In news that both affirms some strategies for police accountability and details how far those strategies have to go, the Baltimore Sun reports that the number of officers charged in shootings has increased from five in 2014 to fifteen through November 2015. According to the Sun:
In the past, the annual average was fewer than five officers charged. In the final weeks of 2015, that number has climbed to 15, with 10 of the cases involving video.
"If you take the cases with the video away, you are left with what we would expect to see over the past 10 years — about five cases," said Philip Stinson, the Bowling Green State University criminologist who compiled the statistics from across the nation. "You have to wonder if there would have been charges if there wasn't video evidence."
This year has certainly shown the importance of accountability strategies—most notably, video—in pursuing justice for those killed, injured, or harmed by police encounters and also in peeling back layers of rampant lies or corruption. Not only have police videos been involved in ten shooting convictions, they have also saved a man from a police cover-up and conspiracy. Video has led to the first first-degree murder conviction of a police officer in 35 years in Chicago in the shooting death of Laquan McDonald, although that case is shrouded in claims of corruption and shady prosecutor practice.
However, other cases showcase the limits of video. Grand juries failed to even indict Cleveland and New York officers Tim Loehmann and Daniel Pantaleo in the deaths of Tamir Rice and Eric Garner, respectively. Both of these deaths became widely known precisely because of video of the incidents.
But they are tragedies that illustrate just how difficult it is to even charge police officers with wrongdoing. It appears likely that neither Loehmann nor Pantaleo would have even faced disciplinary action if there had been no video. Staten Island District Attorney Daniel Donovan failed to indict Pantaleo in a grand jury and Cuyahoga County prosecutor Tim McGinty appears to be setting the stage for Loehmann to walk free.

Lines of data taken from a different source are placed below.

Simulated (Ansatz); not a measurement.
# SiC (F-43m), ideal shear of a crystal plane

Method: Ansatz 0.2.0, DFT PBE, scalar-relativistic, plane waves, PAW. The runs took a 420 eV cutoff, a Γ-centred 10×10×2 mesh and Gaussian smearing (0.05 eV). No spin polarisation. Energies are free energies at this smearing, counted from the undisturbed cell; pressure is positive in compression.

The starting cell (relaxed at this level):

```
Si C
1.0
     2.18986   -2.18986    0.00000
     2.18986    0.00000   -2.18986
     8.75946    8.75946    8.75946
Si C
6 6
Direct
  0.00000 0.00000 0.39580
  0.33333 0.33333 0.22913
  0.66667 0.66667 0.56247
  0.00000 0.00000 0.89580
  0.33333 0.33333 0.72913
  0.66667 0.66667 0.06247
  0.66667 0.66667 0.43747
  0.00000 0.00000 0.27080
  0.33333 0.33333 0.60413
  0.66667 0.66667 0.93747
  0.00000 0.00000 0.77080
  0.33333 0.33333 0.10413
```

The second issue is that cameras are still far from ubiquitous. Body camera programs are being phased in by some departments, including Baltimore and Denver, but they are slow nationally and still face heavy resistance from police unions. Other forms of video, like squad car video and civilian video, are unreliable in capturing every police interaction. And of course, officers can simply assault or illegally confiscate and destroy video from onlookers.
Video helps, but it’s unclear whether the rise in charges is sustainable and the result of real change in accountability systems. It also bears noting that 15 police officers charged in a year of over a thousand officer-involved shootings is still incredibly low. Even places like Chicago, under as much scrutiny as it is, have ridiculously low rates of discipline for all complaints.
Right now, the spotlight is on every department from activists and journalists. But that kind of pressure is likely unsustainable long-term. Cameras of all kind will assist with accountability, but prosecutor conduct, police corruption, prosecutor-police relations, and the role of police unions will likely curtail—or enhance in the case of reform—the usefulness of videos and the permanence of any shift in charge rates for officers.